Young man's innovation may be the next big thing

By Matt Boxler

Next time one of your kids asks for 20 bucks, don’t ask questions … just reach into your wallet and fork it over.

That’s what Stanley Len did when his 23-year-old son Brian emerged from the garage a couple years ago, a little dusty and dirty, but with the proverbial light bulb shining above his head. Little did dad know that Brian would parley that $20 into a budding ski industry revolution.

Brian took the $20 to a local craft store and bought some clay. Then he went to nearby Willard Mountain (Easton, N.Y.), where as a pre-teen he competed on the ski racing team and the Star Program, and managed to collect a handful of used skis and boots at no cost. Back in his aptly located Mechanicville, N.Y. garage, he built a prototype of his brainchild … the Sky Skater.

As of press time for this issue of Snow East, U.S. and global (PCT) patents have been filed, enterprising investors are in discussion with the Lens, and product development teams from both Head and Atomic are reviewing the potential of Brian’s new ski system.

“Needless to say, it has been non-stop for the last few months,” the elder Len said.

What Brian put together with, in essence, bailing wire and chewing gum, has captured the attention of many important people in the snowsports industry. Designed to perform intricate tricks on the rails of terrain parks, the Sky Skater is a product that combines Brian’s two beloved sports, skiing and inline skating.

The system consists of a boot with a platform frame transition into a 19-inch ski (the ski length varies with the skier’s shoe size), all fused into one piece. The ski is situated where the wheels of an inline skate would be, and its flat surface is interrupted just once by a singular concave groove carved perpendicularly from edge to edge beneath the center of the foot.

The perpendicular groove naturally locks onto the rail when the skier slides sideways and is designed to be ridden on the rail flat, or for grinding along one or both edges.

The platform design that fuses the boot’s bottom to the ski is what really sets the Sky Skater apart from a traditional short ski or snow blade, multiplying the number of tricks and “grinds” a rider can perform on the rails.

Connected to the boot’s sole is a plastic platform shaped wider than the bottom of the boot and 1 5/8 inches deep. This wider platform is then fused to the ski by strip that elevates the boot from the ski to form 90-degree “groove” along both the inside and outside boot “edges.”

“The action is in the terrain park and the Sky Skater is ready-made for this,” Brian said. “I want the kids to be able to do the same thing on the snow that they can do on land. When I enter the jam rails this year, I’m going to knock their socks off. No one has ever seen anything like this.”

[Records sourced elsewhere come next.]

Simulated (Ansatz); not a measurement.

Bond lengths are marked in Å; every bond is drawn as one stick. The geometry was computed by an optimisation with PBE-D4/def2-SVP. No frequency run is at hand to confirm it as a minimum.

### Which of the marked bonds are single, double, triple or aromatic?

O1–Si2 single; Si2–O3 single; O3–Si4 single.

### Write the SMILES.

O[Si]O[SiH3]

At the end of last season, Brian took his Sky Skaters out for their initial test run in the terrain park at Willard Mountain. Not only did he have a blast on them, but his new and unique “sport” attracted a ton of attention. The same thing happened a week later when he brought them up to West Mountain in Glens Falls, N.Y.

“He came back into the lodge and a group of kids were around him asking questions,” Stanley said. “One kid offered him $50 to buy them.”

Momentum really kicked into gear in October (2006) when the Lens showed off the Sky Skaters at the Albany Ski and Snowboard Expo. The duo handed out 700 stickers and flyers, Brian was the feature of local TV news segments and he was invited to demo the product at a local resort’s terrain park grand opening.

The Sky Skater booth attracted the particular attention of snowboarding legend, Olympic gold medalist Ross Powers, who sauntered over a half dozen times to express his interest in the new product. Even Powers’ wife came over to see what the buzz was all about.

“Ross told us it was the most interesting thing he’d seen in five years,” Stanley said. “Based on a scale of 1 to 10, the ski show was a 12 for us.”

The potential numbers now associated with the Sky Skater are substantially higher, and Stanley marvels at that $20 and Brian using the family oven to bake clay molds.

“I said to him, ‘Brian, you’re a genius.’”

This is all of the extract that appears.